Yesterday we got all ambitious and set out on a 6 mile hike in the Fort Collins area. We both had the day off and wanted to prove we are the kind of people who are interesting and active and do things.
The problem with hiking is this: I think I like it. At least, most of the time I think I do, which is how we found ourselves crawling over rocks, sweating through three layers of clothing, and gasping like drowning people.
Why does hiking always sound so great? And how do I repeatedly forget the experience and fall into the same trap over and over? In the moment, it just feels like some sort of hellish punishment with no end. And this particular trail had enough obstacles involved that there was no pausing to take in the scenery for fear of tripping, unless forced to pause because of the crippling burning in the leg/chest area.
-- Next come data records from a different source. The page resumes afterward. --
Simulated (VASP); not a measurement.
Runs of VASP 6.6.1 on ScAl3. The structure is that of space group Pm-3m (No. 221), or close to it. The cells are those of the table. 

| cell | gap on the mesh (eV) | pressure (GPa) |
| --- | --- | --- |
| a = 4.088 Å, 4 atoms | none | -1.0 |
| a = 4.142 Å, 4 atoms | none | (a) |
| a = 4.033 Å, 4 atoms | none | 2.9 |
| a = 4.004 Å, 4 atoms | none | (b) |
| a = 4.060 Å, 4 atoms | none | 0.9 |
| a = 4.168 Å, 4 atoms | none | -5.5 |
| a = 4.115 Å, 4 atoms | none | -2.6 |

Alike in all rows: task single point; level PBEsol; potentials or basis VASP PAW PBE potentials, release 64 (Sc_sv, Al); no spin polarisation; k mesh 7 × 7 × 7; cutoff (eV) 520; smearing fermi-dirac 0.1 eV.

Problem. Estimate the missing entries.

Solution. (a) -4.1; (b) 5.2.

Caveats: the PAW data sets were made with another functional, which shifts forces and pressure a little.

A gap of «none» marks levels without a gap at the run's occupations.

I will say this: the hike had a lovely view at the end going for it. It also had a downhill return trip going for it. Which is, I think, how hiking works its voodoo on me. When my lasting impression is eating lunch on a rocky cliff looking over the hills and eastern plains, followed by a speedy and almost effortless (although ankle-crunching) descent, by the time we get to the car I'm all, "I'm so glad we did that! We are so outdoorsy! I'm not in pain, I just have the pleasantly tired feeling like I spent a long day at the beach!"
Fortunately, we made the wise plan to pay a visit to the New Belgium brewery afterwards, and although it was insanely crowded, and we looked and smelled like a pair of ragamuffins, sampling cold free beer was a perfect bookend to the day. And I will most likely go hiking again.
(I did take pictures, but on my regular old camera, so the film isn't developed yet. Sorry.)